Euro strengthens as Spain’s borrowing costs decline

The euro approached a 10-month high against the dollar as Spain’s borrowing costs fell at a 4.5 billion-euro ($6 billion) sale of bonds, underscoring increased confidence in European debt markets.

The shared currency climbed against most of its 16 major peers, while the yen slid to the weakest level since 2010 after Economy Minister Akira Amari said his earlier comments that excessive weakening of the currency was harmful were misinterpreted. The Swiss franc fell to the weakest level versus the euro since the nation’s central bank imposed an exchange- rate cap in September 2011.

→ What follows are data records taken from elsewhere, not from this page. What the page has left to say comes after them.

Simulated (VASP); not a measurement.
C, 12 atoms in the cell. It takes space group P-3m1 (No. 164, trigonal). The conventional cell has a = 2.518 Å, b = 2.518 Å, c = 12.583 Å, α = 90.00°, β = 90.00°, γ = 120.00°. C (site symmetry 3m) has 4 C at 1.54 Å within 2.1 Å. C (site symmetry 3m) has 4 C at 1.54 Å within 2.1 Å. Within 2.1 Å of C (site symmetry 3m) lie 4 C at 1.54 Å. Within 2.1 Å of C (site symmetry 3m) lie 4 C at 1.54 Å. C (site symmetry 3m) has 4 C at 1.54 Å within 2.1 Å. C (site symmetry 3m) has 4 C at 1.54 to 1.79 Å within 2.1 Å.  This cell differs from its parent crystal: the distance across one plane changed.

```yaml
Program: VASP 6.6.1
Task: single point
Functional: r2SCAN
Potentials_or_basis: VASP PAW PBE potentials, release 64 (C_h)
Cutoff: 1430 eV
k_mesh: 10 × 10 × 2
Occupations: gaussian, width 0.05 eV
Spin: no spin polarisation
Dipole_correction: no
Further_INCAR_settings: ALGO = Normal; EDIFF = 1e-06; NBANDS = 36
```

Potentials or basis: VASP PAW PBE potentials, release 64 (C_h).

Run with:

“Investors are reassured that we’re not going to see an imminent deterioration in Europe from a fiscal point of view,” Shaun Osborne, chief currency strategist at Toronto-Dominion Bank, said from Toronto in a telephone interview, “We’ve seen sovereign spreads narrow and market-stress indicators continue to improve.”

The euro appreciated 0.4 percent to $1.3347 at 12:44 p.m. New York time after climbing earlier as much as 0.7 percent. It touched $1.3404 on Jan. 14, the strongest level since Feb. 29. The euro rose 2.1 percent to 119.94 yen. Japan’s currency dropped as much as 1.7 percent to 89.91 per dollar, the weakest level since June 2010, before trading at 89.85.

The dollar pared its loss versus the euro after data showed U.S. housing starts rose 12.1 percent last month, more than forecast, and initial claims for unemployment benefits fell last week to 335,000, the lowest level since January 2008.

Volatility Climbs

Implied volatility climbed for a third day, reaching a four-month high. JPMorgan Chase & Co.’s G7 Volatility Index, based on three-month options on Group of Seven nations’ currencies, reached 8.81 percent, the most since Sept. 3, exceeding its 200-day moving average of 8.74 percent. It fell to 7.06 on Dec. 18, the lowest since August 2007.

Switzerland’s currency slid against all of its 16 most- traded peers except the yen as speculation Europe’s debt crisis is easing sapped demand for haven assets. The franc weakened as much as 1 percent to 1.2490 per euro before trading at 1.2482, down 0.9 percent. The Swiss National Bank capped it at 1.20 per euro after it surged to 1.008 per euro in August 2011.

“People are going back into risk assets,” Eimear Daly, a currency-market analyst at Monex Europe Ltd. in London, said in an interview on Bloomberg Television’s “The Pulse” with Guy Johnson. “People were so concerned about risk and were holding the Swiss franc as a highly liquid asset; now the fear has abated, and that’s going to pull the euro up against the franc.”